StockMarket Update on IRB Infrastructure for 1QFY2012 with a Neutral recommendation.
IRB Infrastructure (IRB) on a consolidated basis reported a strong performance on all fronts, which was in line with our estimates, but well ahead of consensus. Top-line growth was led by a whopping 80.9% yoy jump in C&EPC revenue. The bottom line also reported impressive performance on account of robust top-line growth, higher other income and lower tax provision (24.6%).
Impressive show on all fronts: IRB reported robust top-line growth of 56.5% yoy to `801.3cr (`512.0cr), marginally ahead of our estimate of `766.6cr. This stellar performance was led by stupendous 80.9% yoy growth in the C&EPC segment’s revenue to `597.2cr (`330.1cr), against our expectations of `533.5cr. We believe the construction segment has posted robust numbers due to significant contribution (50–60%) from the Surat Dahisar project, which is nearing completion, and pick-up in execution of other under-construction projects. IRB’s operating margin came in at 41.1% (44.8%), slightly lower than our estimate of 42.3%, due to higher contribution from the low-margin C&EPC segment. Interest cost come in at `117.4cr (`66.1cr), up 77.6% yoy because of increased debt (`380cr–400cr) and MTM loss of `8cr–10cr. IRB reported healthy yoy growth of 19.1% to `180.0cr (`151.2cr) and 14.2% to `134.2cr (`117.5cr) at the PBT and PAT levels, respectively, against our estimates of `168.1cr and `117.8cr.
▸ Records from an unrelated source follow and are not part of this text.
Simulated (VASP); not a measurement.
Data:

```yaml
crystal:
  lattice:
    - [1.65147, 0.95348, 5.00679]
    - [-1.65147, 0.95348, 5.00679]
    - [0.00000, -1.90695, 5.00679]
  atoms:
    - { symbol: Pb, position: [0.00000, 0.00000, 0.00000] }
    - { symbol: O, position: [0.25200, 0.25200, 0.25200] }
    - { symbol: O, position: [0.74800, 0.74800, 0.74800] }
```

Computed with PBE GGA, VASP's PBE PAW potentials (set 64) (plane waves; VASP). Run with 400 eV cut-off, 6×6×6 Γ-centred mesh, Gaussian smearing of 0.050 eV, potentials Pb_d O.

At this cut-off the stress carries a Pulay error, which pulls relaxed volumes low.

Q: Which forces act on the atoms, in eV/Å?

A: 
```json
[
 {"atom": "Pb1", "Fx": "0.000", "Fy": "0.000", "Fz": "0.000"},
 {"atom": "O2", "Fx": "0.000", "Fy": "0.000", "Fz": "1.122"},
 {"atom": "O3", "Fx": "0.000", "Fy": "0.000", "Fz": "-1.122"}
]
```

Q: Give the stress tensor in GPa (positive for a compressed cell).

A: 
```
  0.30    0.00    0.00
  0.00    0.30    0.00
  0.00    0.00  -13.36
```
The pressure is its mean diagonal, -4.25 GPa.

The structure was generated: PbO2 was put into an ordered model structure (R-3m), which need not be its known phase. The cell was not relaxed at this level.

Outlook and valuation: NHAI has begun FY2012 on an aggressive note by awarding projects of ~1,000kms in April and May 2011. This is in-line with NHAI’s revised target of ~11,000kms for FY2012, an increase of whopping 117% over FY2011. IRB, being one of the market leaders, is expected to gain from the same. Further, IRB has a robust order book (excluding O&M orders) of `11,171cr (6.7x FY2011 construction revenue), which lends high revenue visibility for the next two–three years. However, owing to the recent run-up in the stock price (IRB’s stock has increased by ~16.1% in the last one month as against a return of 5.7% by the Sensex), we believe the upside from current levels is limited and, hence, we recommend Neutral.